Opinion
November Term, 1899.
Artemas B. Smith, for the appellant.
C.N. Bovee, Jr., for the respondent.
At the opening of the trial the plaintiff moved for a judgment upon the pleadings, which was granted, with an extra allowance of $100, and the defendant has appealed.
Two questions are presented: First, whether, upon the complaint and answer, any issue was presented; and, second, whether the court erred in granting an extra allowance. The complaint contained three separate causes of action, upon two of which it seems to have been conceded upon the trial, as it was upon the argument before us, that the plaintiff was entitled to recover. The third cause of action, which was the principal one, charges that on the 17th of April, 1895, the parties entered into a written agreement, a copy of which is attached to the complaint, by which the plaintiff leased to the defendant for a bank, and for no other purpose, for a term of five years, commencing on the first of May following, certain premises situated in the city of New York for a certain yearly rent which was to be determined under the terms of the lease, as follows: "The minimum yearly rent shall be $4,000, such minimum amount to be payable monthly in advance on the first day of each and every month; the actual yearly rent shall be adjusted at the end of each year of this lease, and the party of the second part shall pay as rent to the party of the first part, at the end of each rental year, the additional sum of $1,000 for each amount of $100,000 of deposits of the party of the second part in excess of $100,000, it being expressly agreed that the amount of deposits to be considered on the basis of rent shall be the average amount of the deposits of the bank, the party of the second part reached at any time during the rental year. But it is agreed that such additional sum payable as rent over and above the minimum yearly rent of $4,000 shall not exceed in any one rental year the sum of $4,000."

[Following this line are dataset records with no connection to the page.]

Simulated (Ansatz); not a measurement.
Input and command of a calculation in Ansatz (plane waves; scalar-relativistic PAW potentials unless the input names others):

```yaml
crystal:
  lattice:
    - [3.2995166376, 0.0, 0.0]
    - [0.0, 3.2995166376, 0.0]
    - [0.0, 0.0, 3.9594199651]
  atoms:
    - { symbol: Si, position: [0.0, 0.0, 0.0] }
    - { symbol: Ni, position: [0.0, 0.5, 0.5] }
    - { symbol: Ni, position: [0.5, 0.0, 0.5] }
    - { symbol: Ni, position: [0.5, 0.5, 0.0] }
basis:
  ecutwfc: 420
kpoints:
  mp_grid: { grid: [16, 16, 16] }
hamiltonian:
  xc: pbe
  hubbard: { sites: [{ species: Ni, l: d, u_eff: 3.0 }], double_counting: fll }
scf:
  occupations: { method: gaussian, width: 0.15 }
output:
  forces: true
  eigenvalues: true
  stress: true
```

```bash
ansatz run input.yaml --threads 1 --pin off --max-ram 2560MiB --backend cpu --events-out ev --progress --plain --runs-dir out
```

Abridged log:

The defendant took possession of the premises and continued to occupy the same under the lease until the 10th of July, 1896, when an additional or supplemental agreement was made by which it was agreed that, in consideration of the plaintiff depositing with the defendant the sum of $25,000 in addition to the $25,000 which it then had on deposit, making in all $50,000, and thereafter keeping the same good, the defendant would, during the term of the written lease, pay rent at the rate of $8,000 per year. The defendant made the deposit according to the agreement, and the plaintiff continued to occupy said premises until the month of April, 1898, paying rent from the time the supplemental agreement was made until the latter date at the rate of $8,000 per year.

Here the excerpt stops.